The Tigers have found a backup catcher option in Jarrod Saltalamacchia, which means that a record number of Tigers journalists just added "Saltalamacchia" to their auto-correct dictionary. The good news is that 2016 won't see a dynamic duo of James McCann and Bryan Holaday behind the plate. The bad news is that Jarrod Saltalamacchia is the backup catcher. Ok, maybe that's a bit harsh. In reality, there are both pros and cons to this signing, as the following sub-headers prove.
Pro: Veteran presence
File this one under "baseball intangibles that don't show up on a spreadsheet, but somehow still matter." James McCann is the primary starting catcher for the Tigers, and he did a decent enough job in that role in 2015, but there's still room for growth there. McCann, who might be old enough to get a driver's license next year, could probably benefit from having another catcher in the clubhouse who's got some big league experience, and Saltalamacchia has been in the game for nine years.

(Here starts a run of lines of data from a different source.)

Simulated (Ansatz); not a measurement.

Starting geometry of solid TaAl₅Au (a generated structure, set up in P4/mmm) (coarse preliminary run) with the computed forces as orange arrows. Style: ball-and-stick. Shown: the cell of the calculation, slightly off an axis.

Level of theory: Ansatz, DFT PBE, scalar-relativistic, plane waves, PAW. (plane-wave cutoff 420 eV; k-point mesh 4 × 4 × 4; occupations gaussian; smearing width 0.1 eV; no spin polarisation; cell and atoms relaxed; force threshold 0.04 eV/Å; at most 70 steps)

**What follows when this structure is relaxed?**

Now, granted, with a manager in Brad Ausmus who is a former catcher himself, perhaps McCann would have found adequate mentorship in the clubhouse, at least in theory. On the other hand, Ausmus lost track of his starting pitcher at one point last year, and seemed unaware at another point that his starting left fielder was taking a mid-game Cespedump, so it may be that he's only dimly aware that he has a catcher named James McCann.
Either way, Saltalamacchia's presence means something.
Con: He's not a great defender
It's true, at least as far as our clunky and crudely fashioned tools that measure catcher defense can tell us. When it comes to pitch framing and getting a few extra called strikes, Baseball Prospectus has Saltalamacchia at an average -12 Framing Runs Above Average over the past four years. He was, however, worth an average 0.12 Blocking Runs, and 0.03 Stealing Runs Above Average.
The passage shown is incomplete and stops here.